Mortgage Rates Go Orbital: 30-Year Above 6%

Stress with loan officer meeting.
Getty Images/AntonioGuillem

Mortgage rates in the U.S. are surging upward as high inflation is expected to push the Federal Reserve into hiking rates more rapidly than anticipated just a few days ago.

The average for a 30-year loan jumped to 6.18 percent from 5.44 percent last week, data from Mortgage News Daily show.

The Federal Reserve began a two-day policy meeting on Tuesday and is scheduled to announce its decision on interest rates on Wednesday at 2 p.m. The market-implied odds of a 75 basis point hike have soared to 90 percent, up from just 4 percent a week ago.

This rapid shift in expectations has come after Friday brought news of record high inflation in the Consumer Price Index and rising inflation expectations in the University of Michigan’s survey of consumers. On Monday, the Federal Reserve Bank of New York released its survey of consumers for May. This also showed rising inflation expectations. The Producer Price Index released Tuesday showed inflation accelerating on a month-to-month basis.

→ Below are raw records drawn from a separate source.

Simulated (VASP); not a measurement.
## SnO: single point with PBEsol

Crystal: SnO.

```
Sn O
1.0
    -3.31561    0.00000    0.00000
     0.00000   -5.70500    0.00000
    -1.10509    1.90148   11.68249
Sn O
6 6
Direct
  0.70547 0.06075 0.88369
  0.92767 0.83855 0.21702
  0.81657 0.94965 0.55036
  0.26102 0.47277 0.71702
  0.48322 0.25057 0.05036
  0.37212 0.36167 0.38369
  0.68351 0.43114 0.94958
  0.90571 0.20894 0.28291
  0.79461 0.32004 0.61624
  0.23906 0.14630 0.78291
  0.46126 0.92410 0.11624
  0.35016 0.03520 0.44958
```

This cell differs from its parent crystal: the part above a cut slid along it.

The Federal Reserve does not directly control mortgage rates. Instead, it targets the overnight lending rate for banks and pays interest on overnight reserve levels. Longer-term interest rates reflect the expected path of short-term rates over time. Mortgage rates, in turn, tend to reflect the direction of long-term rates, especially the yield on 10-year Treasury bonds.  The yield on the 10-year has jumped from 2.97 percent a week ago to 3.45 percent today.

This is the first time in over a decade that mortgage rates have been this high.